I have learned five important things about driverless cars since I published a blog post entitled “Cops may feel biggest impact from driverless car revolution.“
1) Self driving cars get into accidents! The head of Google’s self driving car program states here that the Google program has been in 11 minor accidents. The reason why self driving cars get into accidents is clearly articulated by Holman Jenkins in his Wall Street Journal column. He says “Google cars drive like your grandmother.” Google cars follow all rules of the road perfectly. However, most drivers don’t. For most experienced drivers, seeing a traffic light flip from green to yellow means speed up to get through the intersection. For a Google car it means stop. Google cars are programmed to wait 1.5 seconds once a traffic light turns green before going. Where I live, that is a disaster waiting to happen, especially during rush hour, when all drivers take their foot off the brake the moment a red light turns green.
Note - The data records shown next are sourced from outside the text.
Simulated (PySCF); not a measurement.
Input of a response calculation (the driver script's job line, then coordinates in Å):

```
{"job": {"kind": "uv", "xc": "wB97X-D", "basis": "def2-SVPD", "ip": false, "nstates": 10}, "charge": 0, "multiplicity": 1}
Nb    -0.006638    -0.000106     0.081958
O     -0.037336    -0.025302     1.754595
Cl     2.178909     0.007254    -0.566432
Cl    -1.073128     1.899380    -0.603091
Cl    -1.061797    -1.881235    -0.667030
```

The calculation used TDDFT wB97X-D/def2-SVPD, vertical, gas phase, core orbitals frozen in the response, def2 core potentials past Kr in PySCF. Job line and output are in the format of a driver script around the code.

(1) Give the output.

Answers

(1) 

2) Sitting in a self driving car will make some people queasy! The University of Michigan’s Transportation Research Institute did a survey and found between 6% and 12% of all people in self driving cars are expected to experience moderate or severe motion sickness at some time. Being car sick is not an experience unique to self driving vehicles. It is possible to become car sick even in the most luxurious top of the line vehicle available today. Typically only passengers, not drivers become car or motion sick. Since every one is a passenger in a self driving car the incidence of car or motion sickness will increase as self driving cars become more common.
3) Self driving cars might make us less social. Dan Fink, a lieutenant with the San Rafael, California Police Department wrote a very interesting piece. In his article he points out there is no need for drivers’ licenses since no one is driving. This will enable children to summon a car to get to and from school. While few of us enjoy dragging our children to school or extracurricular activities, shipping them off in a driverless car means less time for socialization within the family. Having cheap self driving cars means fewer school bus rides for children with their peers, resulting in people spending more time alone.
4) Bicyclists are likely the group most at risk when self driving cars become widespread. National Tyre and Autocare, a large English chain of shops doing tire and car repair, created a wonderful, easy-to-read website that explains the technology behind self driving cars. The 8th page talks about when “a cyclist gestures that he intends to make a manoeuvre, the driverless car interprets it correctly and slows down to allow” the turn. While this sounds great, I rarely use hand signals while pedaling my bicycle and rarely see other cyclists use hand signals. The roads where I live are in such poor shape that taking your hands off the handlebars to signal is more dangerous than not signaling. Expecting cyclists to start using hand signals is not something that will happen in much of the world.
5) Self driving cars will boost fleet MPG, but likely will not reduce total gasoline consumption. Modern cars have many components whose sole job is to reduce the extent of injuries in a crash. Bumpers, air bags, seat belts, roll bars, and occupant cages all add extra weight to a car, but help prevent occupants from being hurt. The need for many of these items will disappear as travel become safer due to self-driving cars. Airplanes for example, have seat belts for each passenger, but no air bags since few airlines crash. Reducing or eliminating items which reduce injuries is a simple way to make cars lighter and cheaper. The lighter the car, the higher the miles per gallon (MPG). While increases in MPG reduces gasoline consumption, self driving cars will likely travel more miles, negating the boost in fuel efficiency. There are many people who currently avoid driving during some or all of each day. Self driving cars will cause some of these people to use their cars more often For example, many elderly people avoid driving at night because they have trouble seeing. Self driving cars will enable them to travel at night. Some people avoid driving because parking is difficult or the distance is too long. Self driving cars will eliminate these issue, increasing the miles traveled and boosting demand for gasoline.
Overall, self driving cars will have a huge impact on our lives. I cannot wait to try one out.